This seems to be the year for Cucumbers. There are six plants in a large subirrigation container and they are already almost to the to top of the 2.5m trellis. We have eaten a couple of small ones and there are plenty more coming. I have seen a few striped Cucumber Beetles but so far not enough to do any serious damage. Those bugs biggest damage on Cucumbers tends to be the attack on the roots by the larva. The container has its plastic cover over it and that makes it difficult for the Beetles to get down and lay their eggs. This container is not an Earthbox but rather one I made myself so that it would fit inside the trellis I had always used for Cucumbers. Last year they were very chlorotic and I wonder if I forget to add the fertilizer. I made sure there was sufficient this year. As usual I use Acti-sol for my fertilizer because it is completely organic. I have another container with Cucumber Baby Fingers growing in it and they have reached beyond the 1m wire trellis and are looking for somewhere to go. Apparently just because they produce baby Cucumbers it doesn’t mean they grow baby plants. We, actually that’s not true, the Assistant Gardener has eaten a few of these treats and I have to admit it’s one of the few vegetables that I’m not that fond of.

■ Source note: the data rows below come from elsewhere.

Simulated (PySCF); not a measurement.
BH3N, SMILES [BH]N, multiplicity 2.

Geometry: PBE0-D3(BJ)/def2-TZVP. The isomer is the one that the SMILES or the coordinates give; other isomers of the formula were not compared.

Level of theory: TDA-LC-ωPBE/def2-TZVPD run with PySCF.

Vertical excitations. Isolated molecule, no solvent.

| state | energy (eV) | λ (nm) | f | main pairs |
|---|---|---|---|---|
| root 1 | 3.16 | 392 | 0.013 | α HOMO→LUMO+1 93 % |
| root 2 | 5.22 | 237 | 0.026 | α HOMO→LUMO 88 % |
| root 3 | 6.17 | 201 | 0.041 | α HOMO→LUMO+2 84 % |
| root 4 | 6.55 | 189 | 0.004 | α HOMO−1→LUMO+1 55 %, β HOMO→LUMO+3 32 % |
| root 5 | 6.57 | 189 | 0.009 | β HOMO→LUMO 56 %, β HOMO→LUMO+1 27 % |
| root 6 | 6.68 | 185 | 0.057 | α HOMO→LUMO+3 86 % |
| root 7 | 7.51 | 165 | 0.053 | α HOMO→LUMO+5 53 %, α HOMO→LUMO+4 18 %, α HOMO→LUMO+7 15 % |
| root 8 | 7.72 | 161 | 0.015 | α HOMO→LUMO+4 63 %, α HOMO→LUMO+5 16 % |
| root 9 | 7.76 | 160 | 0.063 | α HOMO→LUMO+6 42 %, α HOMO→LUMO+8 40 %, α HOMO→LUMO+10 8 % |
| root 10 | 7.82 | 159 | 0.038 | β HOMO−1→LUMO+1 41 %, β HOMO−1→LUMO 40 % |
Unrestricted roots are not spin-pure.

My other summer flowers are my true Lilies. I must admit to liking them better than the Daylilies but they are not trouble free. The Red Lily Beetle has been mostly absent this year and that has allowed the Lilies to flourish. In my university days, that was a long time ago, I spent parts of my summers helping to plant and care for the Lily fields of the University’s Lily breeder. I learned to love them then and that has apparently stayed with me. I’m learning to like the newer interspecific hybrids such as the crosses between Oriental Lilies and Trumpet Lilies that give us the Orienpets such as Golden Stargazer, that exhibit great hybrid vigour with tall sturdy stems and multiple large flowers. The two in the picture are Asiatic Lilies which are some of the first to bloom and remind me of my love affair with this group of plants.
This is a tasty reminder of how late the season is this year. These delicious Snow Peas are usually finished by the beginning of July and here we are eating them now. I seem to have produced an abundant crop this year. I used to plant them along a stone wall and let them tumble over but this year I put them in the main garden with a circle of hardware cloth to hold them up and we have more then enough to fill our plates. Now the trick is to eat them fast enough that they don’t get overly mature and a bit tough. Not a difficult chore.
I had two questions from the last issue about trees that had suckers growing from their base. Here is the same problem on my Witch Hazel tree. Diane is her variety name and she is lovely but she will not come true from seed as she is a hybrid. To solve this problem trees like Diane are grafted onto a species root stock so that they can be propagated in commercial quantifies. Those root stocks are often quite hardy and vigorous and that’s why they are used. The down side is they are hardy and vigorous and may not be content just being the roots for a prettier variety. They start to produce above ground shoots that grow in clusters at the base of the tree and create work for us. These growths need to be pruned off regularly, usually once a year, before they take off and grow faster and bigger than the desirable tree. It’s a small easy chore that maintains the plant that we purchased and want to keep.
Now it’s time to answer a few of my reader’s
questions. To ask a question just “reply” to this ezine. Don’t forget to check the front page of the Website for frequent short ideas for current gardening activities.
Hilde Asks? My hydrangea paniculata tree is looking odd. The leaves have green ribs but the rest of the leaves are pale greenish yellow. My friend's raspberries, all but one type which is green, exhibiting the same leaves. Another friend's rooftop hydrangea is all green except for one small branch which is the same green ribs and yellow between the veins.